Transportation Security Administration head Kip Hawley before the Senate Commerce Committee last month said TSA is on track to launch the Registered Traveler program by mid-June "depending on the pace of our market-driven private industry partners," but said the agency would not implement passenger prescreening system Secure Flight until operational criteria outlined last year in a Government Accountability Office report are met. "We will move forward with Secure Flight program as expeditiously as possible," Hawley said, adding, "My priority is to ensure we do it right, not that we do it quickly."
GAO last year issued a scathing report on TSA's Secure Flight and found that implementation progress was neither right nor quick, noting that the program had failed to meet 10 criteria set by Congress
(BTNonline, March 28, 2005)."The next point of this process is that TSA has met all 10 of these issues," Hawley said, adding that the agency will audit the program before moving forward. He did not give a timetable.
"It's not clear what Secure Flight capabilities will be delivered, when and at what cost," GAO director of homeland security and justice Cathleen Berrick said during the hearing. Although questions still linger, Berrick said, "TSA has made some progress in all of these areas."

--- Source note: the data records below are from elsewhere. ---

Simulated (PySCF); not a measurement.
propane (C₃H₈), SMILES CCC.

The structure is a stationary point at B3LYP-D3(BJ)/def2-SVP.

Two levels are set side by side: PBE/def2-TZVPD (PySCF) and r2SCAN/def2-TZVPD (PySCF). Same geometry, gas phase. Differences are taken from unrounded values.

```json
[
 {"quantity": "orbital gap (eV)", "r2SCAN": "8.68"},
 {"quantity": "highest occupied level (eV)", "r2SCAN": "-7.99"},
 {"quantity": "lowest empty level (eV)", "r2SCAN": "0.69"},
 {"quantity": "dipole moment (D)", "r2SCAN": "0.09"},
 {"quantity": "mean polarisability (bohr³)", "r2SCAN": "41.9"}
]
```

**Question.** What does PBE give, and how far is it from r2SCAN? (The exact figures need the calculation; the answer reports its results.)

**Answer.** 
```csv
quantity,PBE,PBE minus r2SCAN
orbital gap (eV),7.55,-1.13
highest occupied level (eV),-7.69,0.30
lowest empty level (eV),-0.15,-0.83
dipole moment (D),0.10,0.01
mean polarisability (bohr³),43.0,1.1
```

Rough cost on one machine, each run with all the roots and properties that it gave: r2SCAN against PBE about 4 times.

With Registered Traveler's progress moving largely on the back of private industry, Hawley noted that "Secure Flight is a program that's more important to us," as it impacts the entire traveling public. As such, TSA last year moved much of the Registered Traveler program from the hands of the federal government.
The National Business Travel Association, in testimony to the Senate committee, pledged support for the Registered Traveler program as well as the intention of Secure Flight, if not its progress to date. Executive director Bill Connors said the 10 operational standards for Secure Flight outlined in the GAO report must be met and a speedy redress process must be implemented before its launch. American Association of Airport Executives and the Air Transport Association representatives also supported a properly run passenger prescreening system.
Following a request by NBTA's Connors, committee chair Sen. Ted Stevens (R-Alaska) said the committee and other participants by late May would reconvene for a follow-up hearing.